The rate constant nearly doubles for some reaction when there is an increase in temperaure from 17 degree celsius to 32 degree celsius. Calculate the activation energy.
Use the Arrhenius equation. Set k1 at any number and k2 will be double that number OR set k2 = 2k1.
I am still confused could you work the problem out.
To calculate the activation energy, we can make use of the Arrhenius equation. The Arrhenius equation is given by:
k = Ae^(-Ea/RT)
Where:
k = rate constant
A = pre-exponential factor (also known as the frequency factor)
Ea = activation energy
R = ideal gas constant (8.314 J/(mol*K))
T = temperature in Kelvin
In this case, we are given the rate constant at two different temperatures, so we can set up two equations using the Arrhenius equation and then solve for the activation energy.
Let's use T1 = 17°C = 17 + 273.15 = 290.15 K and T2 = 32°C = 32 + 273.15 = 305.15 K.
We are given that the rate constant doubles when the temperature increases from T1 to T2. This means that k2 = 2 * k1.

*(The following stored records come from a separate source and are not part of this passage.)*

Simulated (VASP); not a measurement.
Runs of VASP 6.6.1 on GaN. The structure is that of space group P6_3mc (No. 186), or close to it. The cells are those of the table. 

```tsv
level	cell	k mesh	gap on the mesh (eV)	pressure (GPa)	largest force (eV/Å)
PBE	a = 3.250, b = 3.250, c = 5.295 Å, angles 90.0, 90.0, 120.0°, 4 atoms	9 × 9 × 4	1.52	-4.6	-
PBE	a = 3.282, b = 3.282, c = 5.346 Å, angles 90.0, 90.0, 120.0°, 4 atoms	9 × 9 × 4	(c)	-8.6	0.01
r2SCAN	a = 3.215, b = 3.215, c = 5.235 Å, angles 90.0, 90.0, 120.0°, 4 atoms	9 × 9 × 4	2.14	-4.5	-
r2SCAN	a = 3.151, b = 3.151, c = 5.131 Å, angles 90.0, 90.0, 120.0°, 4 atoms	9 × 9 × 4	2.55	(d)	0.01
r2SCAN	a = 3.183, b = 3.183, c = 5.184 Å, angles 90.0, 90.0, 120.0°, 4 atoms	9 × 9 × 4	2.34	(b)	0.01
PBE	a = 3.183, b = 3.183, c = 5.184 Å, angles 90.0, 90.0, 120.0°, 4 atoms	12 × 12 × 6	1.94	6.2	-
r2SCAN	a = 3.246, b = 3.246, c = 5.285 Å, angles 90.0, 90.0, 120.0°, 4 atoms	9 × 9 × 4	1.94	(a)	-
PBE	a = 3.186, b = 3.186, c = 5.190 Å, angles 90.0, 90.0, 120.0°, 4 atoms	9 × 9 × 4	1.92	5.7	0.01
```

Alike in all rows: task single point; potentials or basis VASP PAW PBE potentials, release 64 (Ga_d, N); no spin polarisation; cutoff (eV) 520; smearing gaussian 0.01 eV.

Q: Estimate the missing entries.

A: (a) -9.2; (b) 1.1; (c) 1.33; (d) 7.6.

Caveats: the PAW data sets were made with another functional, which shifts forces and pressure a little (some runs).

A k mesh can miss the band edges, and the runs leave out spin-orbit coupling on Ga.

Now, we can set up two equations using the Arrhenius equation:
k1 = A * e^(-Ea / (R * T1))
k2 = A * e^(-Ea / (R * T2))
Since we know that k2 = 2 * k1, we can substitute this into the second equation:
2 * k1 = A * e^(-Ea / (R * T2))
Now we can solve for the activation energy (Ea):
k1 = A * e^(-Ea / (R * T1))
Rearranging the equation for Ea, we have:
Ea = -R * T1 * ln(k1 / A)
Substituting the given values:
Ea = -8.314 J/(mol*K) * 290.15 K * ln(k1 / A)
Now, you can substitute the actual values of k1 and A into this equation, and then evaluate the natural logarithm.